Leading accountants from Blick Rothenberg have outlined what they want to see from the Chancellor in next week’s Spring Budget, and why.
The firm’s newsroom is up-and-running, providing tax commentary, technical analysis and an interview service for journalists before, during and after the Spring Budget on Wednesday 8th March.
However, the accountants are already looking at what Chancellor Philip Hammond could, should and shouldn’t do:
- Should extend the Lifetime ISA to people over the age of 40, so that they can still open one and help save towards their retirement.
- Should extend the time that someone can contribute to a Lifetime ISA to retirement age, not 50.
- Should reintroduce tax relief on mortgage interest, but for first time buyers of properties under £450,000 in Greater London and £250,000 elsewhere, to help offset the cost of buying their first home.

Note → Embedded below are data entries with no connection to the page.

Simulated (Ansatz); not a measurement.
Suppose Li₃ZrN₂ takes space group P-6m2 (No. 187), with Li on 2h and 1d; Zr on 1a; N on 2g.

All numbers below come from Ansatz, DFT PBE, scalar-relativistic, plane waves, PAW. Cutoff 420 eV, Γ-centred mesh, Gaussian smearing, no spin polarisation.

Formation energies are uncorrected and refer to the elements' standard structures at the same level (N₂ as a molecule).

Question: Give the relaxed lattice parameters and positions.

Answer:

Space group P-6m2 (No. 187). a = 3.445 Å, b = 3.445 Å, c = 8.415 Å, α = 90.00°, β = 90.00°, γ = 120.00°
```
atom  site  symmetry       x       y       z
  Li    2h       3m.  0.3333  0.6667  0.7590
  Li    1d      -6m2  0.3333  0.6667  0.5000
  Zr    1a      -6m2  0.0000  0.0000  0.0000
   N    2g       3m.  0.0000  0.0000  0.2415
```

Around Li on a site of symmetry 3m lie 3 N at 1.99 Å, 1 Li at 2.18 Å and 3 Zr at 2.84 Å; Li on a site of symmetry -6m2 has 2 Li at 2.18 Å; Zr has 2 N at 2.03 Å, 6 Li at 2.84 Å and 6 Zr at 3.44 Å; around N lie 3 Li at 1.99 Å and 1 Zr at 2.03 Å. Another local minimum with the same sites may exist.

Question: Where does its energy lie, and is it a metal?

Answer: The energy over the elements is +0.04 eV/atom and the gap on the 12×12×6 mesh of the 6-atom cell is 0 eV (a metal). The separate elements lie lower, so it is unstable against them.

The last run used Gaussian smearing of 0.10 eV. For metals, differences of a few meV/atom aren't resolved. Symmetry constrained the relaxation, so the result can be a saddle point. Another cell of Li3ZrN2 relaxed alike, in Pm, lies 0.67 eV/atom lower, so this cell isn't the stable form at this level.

Accountants Explain What they Want to See in the Spring Budget
- Should scrap the phased reduction of the pension annual allowance; people need to be encouraged to save for the future in order to be self-sufficient in retirement and not rely on the state pension. This could be simplified by making the pension allowance a flat £25,000 and the ISA allowance also a flat £25,000 for everyone; taxation is a less volatile component over the personal lifecycle.
- Could cap the amount that can be withdrawn from pensions tax-free at retirement.
Property/Stamp Duty Land Tax (SDLT)
- Should use the tax system to boost the supply of affordable housing by introducing capital taxation reliefs to incentivise landowners and developers to assist local authorities in meeting their affordable housing targets.
- Should allow mortgage interest tax relief for landlords that supply low cost/affordable housing.
- Should introduce a 20% Capital Gains Tax (CGT) rate on property sales made to first time buyers of properties worth less than £450,000 in Greater London and £250,000 elsewhere.
- Should scrap SDLT and CGT/Corporation Tax on the sale of land for residential development where the landowner/developer jointly works to meet local authorities’ targets on affordable housing numbers. This could be extended to all land where reasonable mixed use is evident, such as shops, schools and doctors’ surgeries. No distinction between greenfield and regeneration land, but greenbelt land should remain subject to tax. Truly redundant commercial buildings, such as telephone exchanges, ex-airfields, mills, etc. should also be converted or developed into housing.
- Should significantly increase the 10% threshold for SDLT from £925,000 to £1.5m, or even £2m (to the sort of level originally regarded as mansion tax).
National Insurance (NI) and Income Tax
- Could align NI and Income Tax rates so the least well off are taken out of paying NI.
- Could increase employers’ NI to 15% on salaries paid to executives over £150,000 per year, to try to discourage corporates paying most of the wages to a few highest paid employees.
- Could decrease employers’ NI to 10% on salaries paid to employees on the living wage, to both encourage employers to pay the living wage and help offset the cost.
- Could further accelerate Corporation Tax payment dates for the largest companies.
- Could reduce Corporation Tax further to encourage businesses to establish in the UK. The quid pro quo to this is that HM Revenue & Customs (HMRC) might increase the Corporation Tax rate for investment companies to keep the overall yield, particularly those holding fixed asset real estate.